Large update to page[edit]

Hi all, I've been working on an updated version of the page, where i have tried to simplify it for people who don't know about Wikidata, it still needs some work but I would appreciate comments and additions.


--John Cummings (talk) 10:34, 4 January 2016 (UTC)

Recommended tools[edit]

How about replacing "Primary Sources" with QuickStatements (Q20084080). The later is maintained and suitable for large scale imports. The import format for both is the same.
--- Jura 16:34, 16 April 2016 (UTC)

✓ Done
--- Jura 10:48, 23 April 2016 (UTC)
I don't think it was a good idea to remove the primary sources tool here. The workflow it supports of having people do a second check of large imports is very important. Why did you remove it and not just add the other one? --Lydia Pintscher (WMDE) (talk) 09:38, 25 April 2016 (UTC)
I think we should recommend tools that are known to work for recent large scale imports and are maintained. Other tools are listed on the tools page anyway.
QuickStatements works for this and, afaik, has been used for most recent large scale imports. Even Mix'n'match relies on it. I'm not aware of recent imports with the other tool that have been successful and from complaints I'm reading, it seems that maintenance has ceased. I think an attempt was made to use it for some data from enwiki, but its outcome was, let's say "mixed".
--- Jura 11:54, 28 April 2016 (UTC)

"do not use the name of an organisation in the title"[edit]

Do we actually mean "do not use the name of an organisation as the title"? Wondering since I often recommend GLAM partners to use "First Last (Organisation)" as the name of the account they use while at work (thereby allowing them to keep any private account separate). Looking at WMF/WMDE that it would also seem that the recommendation goes against the standard for naming work accounts. -- 15:12, 8 June 2016 (UTC)

divulging use of wikidata: adding entry visualising public knowledge[edit]

I would like to add an entry of a public tool for visualising wikidata.

I would like to add an entry here:

Q: what does the markup <! T:#number> and <tvar|link> refer to and how to useit?

The link above refers to visualisation section, but the hyperlink is located to the [edit] of the section above (bot) : how to correct the structure of main page? (I would have liked to do it myself, but I see markup that in wikipedia I have not seen and don't want to mess up the page) Gg4u (talk) 19:04, 14 January 2017 (UTC)Gg4u

DB rights[edit]

The text...

If you are an institution based in Europe, the whole of your ID list may be under database copyright

Not sure about other countries, but South Korean copyright law has sui generis database right (Q688416), and in the Korean court DB right has been acknowledged (to the owner of non-WMF wiki) in a civil case. Maybe this statement can be replaced to...

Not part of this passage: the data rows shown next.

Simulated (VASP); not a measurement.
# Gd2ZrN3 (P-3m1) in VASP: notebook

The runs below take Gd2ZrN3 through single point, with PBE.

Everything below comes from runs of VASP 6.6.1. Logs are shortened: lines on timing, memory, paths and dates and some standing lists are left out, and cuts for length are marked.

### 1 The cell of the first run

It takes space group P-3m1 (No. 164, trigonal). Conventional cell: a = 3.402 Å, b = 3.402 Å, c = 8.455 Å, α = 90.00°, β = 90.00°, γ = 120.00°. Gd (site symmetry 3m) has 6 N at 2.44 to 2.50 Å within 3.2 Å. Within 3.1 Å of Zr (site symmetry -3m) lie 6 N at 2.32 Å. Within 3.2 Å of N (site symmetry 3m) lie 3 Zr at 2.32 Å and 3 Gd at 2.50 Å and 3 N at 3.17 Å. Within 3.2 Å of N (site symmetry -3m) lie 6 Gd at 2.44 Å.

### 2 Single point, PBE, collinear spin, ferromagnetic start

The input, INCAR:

If you are an institution based in the countries that protects database rights, the whole of your ID list may be under database copyright

or anything more like that. While I could be bold, I thought listening for 3rd party opinion doesn't harm. — regards, Revi 17:47, 5 November 2017 (UTC)

Renaming the page to something like Wikidata:Publishing data on Wikidata[edit]

The current title is not a correct description of the page and also suggests people publishing data on Wikidata are giving something up which is not very helpful. I think Wikidata:Publishing data on Wikidata would be a better description of the page. I understand there are a few extra technical steps to renaming a page with translations and have found out what to do.


--John Cummings (talk) 19:56, 25 April 2018 (UTC)